Friday, April 09, 2010

developing change leaders: book review of chapter 1

While nearly 2000 books were recently written on leadership in an 18 month period, very few address the question:

How do we develop effective change leaders?

Such is the task attempted by business lecturers, Paul Aitken and Malcolm Higgs in their Developing Change Leaders: The principles and practices of change leadership development.

(Given that church’s and church leaders are meant to be into life change, I began to flick through the book. The more I browsed, the more intrigued I was, both by the clarity of the material, and by the extensive reading and practical case studies the author’s draw on. Thinking this might be a good resource, I opened my wallet.)

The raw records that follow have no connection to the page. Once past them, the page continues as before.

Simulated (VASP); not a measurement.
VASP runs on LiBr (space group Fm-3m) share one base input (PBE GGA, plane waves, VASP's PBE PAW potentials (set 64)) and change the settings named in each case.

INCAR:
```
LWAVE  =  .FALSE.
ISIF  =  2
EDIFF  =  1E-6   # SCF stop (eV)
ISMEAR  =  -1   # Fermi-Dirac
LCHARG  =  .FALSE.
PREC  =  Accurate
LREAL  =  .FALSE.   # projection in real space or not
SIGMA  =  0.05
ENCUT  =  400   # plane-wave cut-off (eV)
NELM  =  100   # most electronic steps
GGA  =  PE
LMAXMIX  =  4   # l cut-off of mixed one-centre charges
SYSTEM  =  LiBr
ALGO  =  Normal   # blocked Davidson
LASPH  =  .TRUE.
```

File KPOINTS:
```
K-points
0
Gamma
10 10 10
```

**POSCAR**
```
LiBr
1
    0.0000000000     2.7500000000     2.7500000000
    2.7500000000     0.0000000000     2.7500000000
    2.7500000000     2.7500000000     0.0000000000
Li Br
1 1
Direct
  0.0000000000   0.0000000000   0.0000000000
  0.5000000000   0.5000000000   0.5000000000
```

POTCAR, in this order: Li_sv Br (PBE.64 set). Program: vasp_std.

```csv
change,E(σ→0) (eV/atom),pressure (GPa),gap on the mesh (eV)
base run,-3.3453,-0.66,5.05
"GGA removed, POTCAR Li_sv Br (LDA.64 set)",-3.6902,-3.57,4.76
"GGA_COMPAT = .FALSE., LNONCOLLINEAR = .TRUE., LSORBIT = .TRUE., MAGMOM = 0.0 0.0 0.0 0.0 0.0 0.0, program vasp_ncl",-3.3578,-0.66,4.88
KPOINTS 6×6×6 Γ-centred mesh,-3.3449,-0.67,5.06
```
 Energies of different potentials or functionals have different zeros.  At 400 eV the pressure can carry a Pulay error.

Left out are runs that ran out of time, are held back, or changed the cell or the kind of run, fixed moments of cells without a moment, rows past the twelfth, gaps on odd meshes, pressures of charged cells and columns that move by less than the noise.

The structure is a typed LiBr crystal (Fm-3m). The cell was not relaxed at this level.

Aitken and Higgs use a key image, that of “sense-making” to argue that the challenge is not to find some yet to be discovered new golden bullet. Rather the challenge is to make sense of what we know. In chapter one, this focuses on the impact of organisational culture on leadership.

“In broad terms, our framing of effective leadership has shifted notably from the ‘Heroic’, leader-centric viewpoint to a more ‘Engaging’ one which focuses on working with followers to address the leadership of organizational challenges … In today’s complex environment, an approach to leadership which is more ‘Engaging’ appears to offer some useful pointers to more sustainable success.” (13-14, 20).

They suggest leadership is a triangle, made up of thinking, doing and being.

  • thinking is about a range of intelligences – evaluating, decision-making, planning.
  • doing is about the skills and competencies to envision, engage, enable, inquire, develop.
  • being is about authenticity, integrity, will, self-belief and self-awareness.

They then suggest the same triangle for the organisation, in which

  • thinking is in fact strategy
  • doing is policies and practices
  • being is culture, the social glue and the way things are done around here

This introduces the challenges of effective change. Research shows very clear links between an organisations culture and it’s performance. Other research shows that leaders have a strong impact on an organisation’s culture. This sets up chapter 2, which describes the challenges involved in implementing change.

Posted by steve at 07:26 PM

Monday, March 29, 2010

implementing change and the potential of “Migration” days

Thunderbird (which I use for email) has a new software upgrade, planned for mid-April. I know this because they have just announced Migration Day, a 24 hour period when volunteers will provide real-time support to users via a chat room.

Now that’s a simple, yet stunning approach to change management isn’t it?

You know that change is disruptive. You know that people have different timestyles and lifestyles. You know that most people don’t like change. You know that change will be messy. To be honest, you do want to manage that change by encouraging people to kick tires and iron out kinks.

So why not give some time to the actual process of implementation.

A Migration day does this, signaling change, making time for it, providing expert help in it, building community around it.

I can think of so many ways a church or teaching place could use this concept

  • a migration morning when you are introducing a new powerpoint system and the main tech people hang around with great morning tea and people who have been, or who might be interested, are invited to pop in
  • an community open week if a church has a new building project to display. Community given free coffee cards and volunteers to show them around the building, explaining what has happened and how it could effect them, or people they might know.
  • a change in a degree system, so a day in which people can gather to talk about teaching implications, tutoring demands, administrative implications.

Change is disruptive. I’ve seen lots of creative ways put into managing the the decision-making process. But there’s also the actual execution which takes time and effects morale. Migration days could be one highly effective change strategy in this regard.